3. Distributional critic + Auto temperature + Action selection: Ensuring Stability in Training and Deployment

Three additional configurations stabilize the method, addressing the conflict between exploration and exploitation. The critic uses C51 to learn \(Q\) as a categorical distribution, using only the mean for policy updates; this distributional Q-learning suppresses value estimation variance, as verified in diffusion RL. The temperature \(\alpha\) is not fixed but is automatically adjusted to match a target entropy \(\mathcal{H}_{\text{target}} = -\rho \cdot \dim(\mathcal{A})\) (with \(\rho = 0.5\) being generally optimal), ensuring robustness to reward scaling. During evaluation, instead of random sampling, several candidate actions are sampled from the policy, and the one with the highest \(Q\) value is selected. Randomness aids exploration during training, while determinism ensures performance during deployment.

Mechanism¶

Initialize Q_φ, π_θ (MeanFlow), δ_ω, α
for each step:
    # Policy evaluation
    L(φ) = (Q_φ(s,a) - (r + γ(Q(s',a') - α log π(a'|s'))))²
    # Policy improvement  
    Estimate v̂_t via ESS-weighted SNIS combining q^1 = π_θ + q^2 = Gaussian
    L(θ) = ||u_θ - sg(u_tgt)||²
    # ADN update via Eq. 17
    L(ω) = ||δ_ω - sg(δ_tgt)||²
    # Auto temperature
    L(α) = α (H(π_θ) - H_target)

Key Experimental Results¶

Main Results: MuJoCo (5 Locomotion Tasks)¶

Algorithm	Sampling Steps	Inference Time (ms)	Avg Performance
MFPO (ours)	2	0.46	best/tied
DIME	16	0.97	comparable
FlowRL	11	0.42	comparable
SAC-Flow	4	0.96	comparable
MaxEntDP	20	1.56	slightly lower
DACER	20	1.06	comparable
QVPO	20	1.68	slightly lower
TD3 (Gaussian)	1	0.14	lower (unimodal)
SAC (Gaussian)	1	0.15	lower (unimodal)

MFPO with 2-step sampling achieves an inference time of 0.46ms, which is 2–3.5× faster than other diffusion methods, while maintaining performance \(\geq\) all diffusion baselines. Training time is reduced by \(\sim 50\%\).
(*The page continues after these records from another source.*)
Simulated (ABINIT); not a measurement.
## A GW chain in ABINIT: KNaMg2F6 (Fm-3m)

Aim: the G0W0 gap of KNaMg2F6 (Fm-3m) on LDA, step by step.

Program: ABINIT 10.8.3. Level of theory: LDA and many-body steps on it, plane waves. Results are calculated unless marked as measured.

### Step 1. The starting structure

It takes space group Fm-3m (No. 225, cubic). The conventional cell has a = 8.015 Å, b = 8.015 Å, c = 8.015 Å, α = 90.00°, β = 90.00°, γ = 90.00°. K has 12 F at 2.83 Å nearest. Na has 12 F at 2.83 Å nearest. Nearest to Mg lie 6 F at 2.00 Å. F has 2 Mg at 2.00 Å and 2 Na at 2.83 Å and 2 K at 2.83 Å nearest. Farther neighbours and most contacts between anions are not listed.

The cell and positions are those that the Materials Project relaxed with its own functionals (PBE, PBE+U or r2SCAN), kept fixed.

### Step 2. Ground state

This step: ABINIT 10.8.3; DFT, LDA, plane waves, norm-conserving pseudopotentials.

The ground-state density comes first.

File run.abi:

Ablation Study (HalfCheetah-v3)¶

Ablation	Impact
MeanFlow → Flow Matching policy	Performance degradation; average velocity is necessary for few-step
Remove ADN	Performance degradation; highlights necessity of likelihood estimation
Only Gaussian proposal	Low ESS as \(t \to 1\)
Only policy proposal	Failed; proposal was not effective enough
\(K_1:K_2 = 1:2\) (More Gaussian)	Optimal
Fixed temperature	Lower performance than auto temperature
\(\rho = 0.5\) for target entropy	Optimal

Key Findings¶

2-step sampling matches 20-step diffusion performance: MFPO over 2 steps catches up with MaxEntDP/QVPO over 20 steps, reducing inference time by 3–4×.
Training time reduced by 50%: Compared to DACER/DIME/MaxEntDP, the total training time is nearly halved.
ADN adds only 5% overhead for accurate likelihood: Compared to naive numerical integration (requiring \(d\) backward passes per step), ADN is practically free.
Two-proposal SNIS is critical: The combination significantly reduces variance, which is essential for stable policy updates.
Scales to HumanoidBench: MFPO matches SOTA on high-dimensional tasks (>50 dim actions), proving its scalability to complex control.

Highlights & Insights¶

MeanFlow + MaxEnt RL is an ideal combination: MeanFlow addresses few-step expressiveness, while MaxEnt addresses exploration; the result is both fast and stable.
ADN is an elegant methodological analogy: The idea of "learning the time-average of velocity" from MeanFlow is successfully transferred to "learning the time-average of divergence."
Engineering value of ESS-weighted SNIS: This is not ad-hoc tuning; the ESS provides automatic weighting with theoretical guarantees for variance reduction.
Practical significance of 50% faster training: This makes diffusion-based RL feasible in engineering projects. What previously took days for diffusion results can now be achieved in hours with SAC-like efficiency.
Cross-pollination: Transferring the latest progress in generative modeling (average velocity) to RL represents a successful example of interdisciplinary synergy.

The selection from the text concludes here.